The Barons Centennial Organizing Committee celebrates the success of this major event which over 400 people attended. Descendants of Estonian  pioneers were instrumental in planning and organizing  a higly successful celebration In 2004, Barons celebrated 100 years of heritage and homesteading, highlighted by the establishment of a proud and dedicated Estonian community. From July 30 until August 1 over 500 participants participated in a celebration of Estonian homesteading and heritage. The organizing committee consisted of Martha Munz-Gue (program director), Perry Kotkas (program director), Dee Ryrie (treasurer), Betty Ann Turner (director - heritage and displays), Barbara Gullickson (director - marketing), Alan Fraser (director - arrangements), Deanna Fraser (director - social events), Toomas Pääsuke (director - finance), Helgi Leesment (secretary), Mary Bishop (Barons and District Historical Society liaison) and George Andrekson (director - registration).

A Friday night reception started the festivities on a positive note. Speeches were delivered thanking all of the volunteers for their tireless efforts. An ad hoc choir, having only practiced a few times before their debut, entertained the crowd. Some of the distinguished guests at the reception included Avo Kittask, president of the Estonian Central Council in Canada and Laas Leivat, Honorary Head Consul representative from Toronto. Government officials and local businesses were also in attendance.
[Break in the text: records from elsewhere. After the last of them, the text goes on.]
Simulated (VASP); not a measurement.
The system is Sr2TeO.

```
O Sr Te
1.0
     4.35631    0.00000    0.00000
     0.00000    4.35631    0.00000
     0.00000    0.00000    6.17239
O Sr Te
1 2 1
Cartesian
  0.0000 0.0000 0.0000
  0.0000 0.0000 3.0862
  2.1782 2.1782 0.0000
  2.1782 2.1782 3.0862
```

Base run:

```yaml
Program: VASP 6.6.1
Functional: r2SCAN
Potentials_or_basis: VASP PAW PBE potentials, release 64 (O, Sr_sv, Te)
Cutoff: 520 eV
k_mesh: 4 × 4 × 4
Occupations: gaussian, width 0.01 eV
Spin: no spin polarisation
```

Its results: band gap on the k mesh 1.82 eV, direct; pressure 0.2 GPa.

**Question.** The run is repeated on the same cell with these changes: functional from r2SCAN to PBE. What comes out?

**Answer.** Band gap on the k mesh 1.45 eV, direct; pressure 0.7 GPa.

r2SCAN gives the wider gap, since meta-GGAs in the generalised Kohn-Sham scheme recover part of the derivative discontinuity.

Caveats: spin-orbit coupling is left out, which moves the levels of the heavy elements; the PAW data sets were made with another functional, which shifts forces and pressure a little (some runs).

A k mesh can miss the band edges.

Young Estonians racing toward the finish line at the Barons Centennial Celebration in 2004. A Saturday morning breakfast presented an ideal opportunity for friends and family to exchange pleasantries and stories. The opening ceremony featured a presentation made by the provincial government awarding five area farming families for their contributions as they had been farming in Alberta for 100 years. The afternoon focused on traditional Estonian games, appreciated by the young and old alike. Displays of Estonian art, craftwork and literature were prominent throughout the entire venue. For instance, the agricultural machinery display featured a plow invented by Victor Erdman in the 1950s.

Speeches highlighting Barons' homesteading history were heard on the Saturday afternoon. Distinguished Estonian guests also prepared speeches thanking everyone for their commitment in preserving and maintaining Alberta's Estonian heritage. Eda McClung and Helgi Leesment were individually acknowledged for their efforts.

In the evening a catered beef dinner was served to the delight of all in attendance. The evening also featured a program of theatre, song and dance.

Ralph and Oscar Erdman at the Barons Centennial, 2004. Sunday began at the Barons cemetery, once the property of pioneers Jakob and Mari Erdman. The ecumenical ceremony was lead by Reverend Don Koots, himself a descendant of Estonian pioneers. A rededication plaque was unveiled in the Sunday morning drizzle. Among the many highlights of the weekend were the well researched brochures highlighting the history of Barons and homesteading in the area. Most importantly, the Barons Centennial was a chance for Estonian descendants to connect with old friends and new ones too.